“It’s a dangerous business, Frodo, going out your door. You step onto the road, and if you don’t keep your feet, there’s no knowing where you might be swept off to.”
โ J.R.R. Tolkien, The Lord of the Rings
It started with one report.
Someone in finance heard about Power BI and thought it would help them in their work. Then, more people wanted their own reports. Operations got on the bandwagon, too, and so did marketing. All these reports pulled data from various source systems and bogged them down to the point that they were unusable.
So, the company hired a team of data engineers. They built databases, pipelines, and other resources to move, shape, and combine data, in a haphazard approach. Every night, dozens of data factories ran hundreds of pipelines. Some were business-critical, and others were obsolete, with no user looking at the data.
Data and code are duplicated (or near enough), pulling data from the source and transformed multiple times to produce similar results.

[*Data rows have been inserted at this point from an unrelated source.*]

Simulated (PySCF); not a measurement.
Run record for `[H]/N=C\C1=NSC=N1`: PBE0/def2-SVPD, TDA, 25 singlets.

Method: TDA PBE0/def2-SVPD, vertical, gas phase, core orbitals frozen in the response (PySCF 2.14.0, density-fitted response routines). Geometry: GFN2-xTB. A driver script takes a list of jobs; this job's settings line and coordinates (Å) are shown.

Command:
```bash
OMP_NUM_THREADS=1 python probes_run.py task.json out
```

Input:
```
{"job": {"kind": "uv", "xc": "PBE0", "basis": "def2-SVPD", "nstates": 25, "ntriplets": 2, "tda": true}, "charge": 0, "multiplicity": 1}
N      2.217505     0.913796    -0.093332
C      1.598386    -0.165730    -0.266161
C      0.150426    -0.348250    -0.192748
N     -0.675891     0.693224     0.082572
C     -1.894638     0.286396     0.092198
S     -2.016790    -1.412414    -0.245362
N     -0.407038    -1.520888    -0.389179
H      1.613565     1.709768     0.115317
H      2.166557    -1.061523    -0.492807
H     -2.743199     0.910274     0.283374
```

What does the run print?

Often, reports delivered fail to meet the needs of the business, leading to reports with little to no use and building skepticism from the company about the utility of analytics.
This is wasting money on cloud resources and developer time and is not sustainable. Fixing this situation is possible but expensive. All of this could have been avoided if the organization had a proper data strategy that governed how it would pursue its data.
Sections
What is a Data Strategy?
A data strategy is a plan that defines how your organization will manage its data, including the processes that are followed, how the data is organized, what technology is used, and who the people involved are and their roles.
It doesn’t have to have every detail defined, but a high-level plan with proper guidelines will guide you as things come up and your analytics system grows. This blog will help you think about what you must do to create one.
How to Create a Data Strategy
The first step in creating a data strategy is to decide where you want to end up. The entire goal of analytics is to help make decisions for your organization, so it is important to think about how your organization will use data to make decisions. Knowing where you want to go will guide the path you take to get there, so take some time to figure out where you want to go first.
The analytics environment of even a modest-sized organization can quickly become very complex. It will consist of many processes, storing data in many locations and forms. There needs to be a plan on how your data will be organized and flow through the analytics environment. Some things to think about are:
- Data layers. Raw data will come in from various source systems and often flow through several ‘layers’ or transformations as it is cleaned and organized before showing up in reports. What are the layers you will have?
- Divisions. An organization will have different departments (finance, operations, marketing, etc.), each with its own data they generate and want to see. They may also need to look at data from other departments. How will you handle these divisions and provide access? How will you mix data from different departments?
- Processes. What are the processes for creating new reports? Adding or enhancing data?
- Laws and Standards. Are there any laws or industry standards that apply to your data?
- Privacy protection/GDPR, Personally identifying information (PII), Payment account numbers (PAN), health data
- Technology. What technology will you use? On-prem or cloud. Proprietary software or open-source? Single vendor or multiple?
- Documentation. What platform will you use for documentation? What processes will ensure it is accurate and up to date? Who needs access to the documentation? Data engineers will need one type of documentation, while business users need another.
- The team. What will the development team look like?
- Remember, beyond technical staff, there should be experts in various business areas working with the development team. They need the capacity to do this, and you will have to move them off business tasks to help with data development.
- How will you know it is working? Is it delivering what you want? Are business users using what you’ve built?
Conclusion
A good data strategy will allow your organization to build its analytics system in a logical way, which allows for clear development and maintenance and, most importantly, useful data. Going back to the introduction of this blog, had our imaginary company had a good data strategy, it could have avoided many issues and created an analytics system that would be an asset instead of a liability.